In response to growing public outcries for cleaner streets, the city has increased its sanitation efforts, including the mayor’s appointment of a “rat czar” and the establishment of Rat Mitigation Zones, which increase inspections of certain problematic neighborhoods. While some New Yorkers believe the new policies are a step in the right direction, those who work in Hell’s Kitchen want to see more done.

Hasan Omar, an employee at Clinton Fruit Market on 9th Avenue and West 47th Street, said when it comes to rodent mitigation that “it’s a little better” than before, but that “there are a lot of rats out there.” He hopes that the situation improves in the coming months, when limited outdoor dining means less food on the streets for rats. But he said that the city’s sanitation efforts are “not enough.”

And Omar isn’t alone.

District 3 City Councilmember Erik Bottcher, who represents Midtown, ran on a platform of improved sanitation according to his campaign website. Since he took office in January 2022, the city has instituted some new sanitation policies. This includes upping the budget for a multi-agency clean-up initiative from $8.2 million in 2021 to $14.3 million in 2022, according to a Department of Sanitation report. And since April, city council also pushed trash set-out times back from 4 p.m. to 8 p.m.

But these policy changes come at a price and have been implemented incrementally. The Rat Mitigation Zone program, founded in 2017 under Mayor Bill de Blasio, cost $32 million. The special service requires city inspectors and exterminators to check buildings for rat activity in certain neighborhoods more frequently than in other parts of the borough.

Currently there are two Rat Mitigation Zones in Manhattan: Chinatown, and most recently Harlem, after Adams added $3.5 million to the budget. 

But the program is not yet in Midtown. 

Many of the buildings in Hell’s Kitchen haven’t been inspected in the last six months, according to NYC Open Data’s Rat Map. For Mohammad Adam, who works at a bodega at the corner of West 48th Street and 9th Avenue, more inspection means a cleaner Midtown. “This is the best way,” he said. 

Last year’s appointment of the city’s first-ever Director of Rodent Mitigation, Kathleen Corradi, magnifies the public’s intensifying concern over rats. Reports from NYC Open Data also showed there were twice the amount of 311 complaints reported from March 2022 to September 2022 compared to the same six-month period in 2020. This year, that number has only fallen slightly, from 74 complaints to 67. 

A city hall official, who spoke on condition of anonymity because he wasn’t authorized to speak to the press, said in an email that the designated zones are reviewed annually, and that their expansion into other neighborhoods, such as Midtown, “depends on several factors including resource availability.” The official added that while Hell’s Kitchen isn’t a Rat Mitigation Zone, it is one of the Department of Health’s Annual Indexing Zones, meaning that buildings in the neighborhood are inspected once a year. Councilmember Bottcher did not respond to request for comment. 

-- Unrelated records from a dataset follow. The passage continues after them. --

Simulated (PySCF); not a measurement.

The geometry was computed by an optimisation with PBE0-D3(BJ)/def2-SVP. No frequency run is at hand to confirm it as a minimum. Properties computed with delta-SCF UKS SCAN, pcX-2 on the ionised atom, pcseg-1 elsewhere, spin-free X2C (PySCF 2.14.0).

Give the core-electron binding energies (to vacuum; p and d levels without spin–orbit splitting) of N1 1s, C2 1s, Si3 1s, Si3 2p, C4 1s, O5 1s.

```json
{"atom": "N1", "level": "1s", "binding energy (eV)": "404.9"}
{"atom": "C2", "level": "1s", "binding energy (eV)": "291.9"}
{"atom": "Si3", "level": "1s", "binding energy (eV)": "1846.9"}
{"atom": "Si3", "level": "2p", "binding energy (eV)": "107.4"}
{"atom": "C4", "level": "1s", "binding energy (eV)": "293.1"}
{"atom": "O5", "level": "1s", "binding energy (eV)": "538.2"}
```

In the meantime, Midtown business owners do what they can to keep their properties clean and rat-free. 

Robert Melo, owner of Frisson Espresso, a café on West 47th Street, said that even with more rules around trash collection some people don’t follow them. He believes the rat situation would improve if Hell’s Kitchen residents and visitors treated the streets like they “want to be part of something,” said Melo. “Fix the problem. Don’t make a bigger problem.”